8. Under the 1937 Act, each authority (including a local-Act authority) is responsible for
the solvency of its own superannuation fund. A unified scheme could lead to simplified
financial arrangements, e.g. an unfunded scheme—which most actuaries would probably
deprecate—or a single fund for all authorities.
9. The question of a single fund was considered by the Norman Committee in their report
On the Superannuation of Persons employed by Local Authorities in England and Wales
(Cmd, 329 of 1919). Paragraph 73 of that report said that ' this plan has much to
commend it inasmuch as it unites the advantage of the freest opportunities of interchange
between the various staffs, the averaging of all risks, and the smallest aggregate amount
of administrative work'. The proposal was rejected because (paragraph 74) 'the solvency
of the fund would be at the mercy of the separate action' of the independent authorities, as
regards conditions of service and scales of pay, "without their having individually more
than an indirect and remote responsibility for it'. Since 1919, however, conditions of
service and scales of pay in local government employment have, to a large degree, been
standardized, and the above objections have now lost some of their former force.
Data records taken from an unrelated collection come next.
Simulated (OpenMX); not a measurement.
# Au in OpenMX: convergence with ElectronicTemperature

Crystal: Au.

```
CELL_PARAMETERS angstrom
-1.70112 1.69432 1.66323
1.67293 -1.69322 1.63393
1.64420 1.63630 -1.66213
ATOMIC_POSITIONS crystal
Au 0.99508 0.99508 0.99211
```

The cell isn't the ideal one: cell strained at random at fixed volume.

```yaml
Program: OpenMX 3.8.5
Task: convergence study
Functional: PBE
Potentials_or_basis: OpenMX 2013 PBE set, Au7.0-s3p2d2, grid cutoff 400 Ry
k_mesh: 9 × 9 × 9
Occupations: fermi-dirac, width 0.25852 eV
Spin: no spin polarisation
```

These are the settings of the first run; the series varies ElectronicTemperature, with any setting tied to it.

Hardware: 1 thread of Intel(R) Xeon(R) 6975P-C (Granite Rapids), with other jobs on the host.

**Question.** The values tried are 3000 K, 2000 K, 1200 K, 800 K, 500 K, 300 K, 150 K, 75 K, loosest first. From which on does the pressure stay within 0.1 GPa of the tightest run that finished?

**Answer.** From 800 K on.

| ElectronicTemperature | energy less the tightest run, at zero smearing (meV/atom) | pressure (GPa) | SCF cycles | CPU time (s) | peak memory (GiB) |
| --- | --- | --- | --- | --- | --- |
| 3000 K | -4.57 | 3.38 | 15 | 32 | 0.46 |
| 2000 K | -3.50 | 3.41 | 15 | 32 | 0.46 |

10. The advantages of a unified fund may be summarized as follows.
(1) Uniformity of benefits, both by reason of the standardized scheme and also since
there would be fewer variations of practice. (Certain discretionary powers, such as the
addition of years for purposes of calculation of benefits, might well continue, but any
excess cost thereby is a charge to the general rate account and not to the superannuation
fund.)
(2) Simplicity and economy of administration, including the disappearance of transfer
values.
(3) Possibility of unified valuation, with simplified allocation to authorities (e.g. on basis
of salary rolls or rateable values—although both are objectionable in certain respects).
(4) Spreading of actuarial risks, with possible advantage to smaller authorities.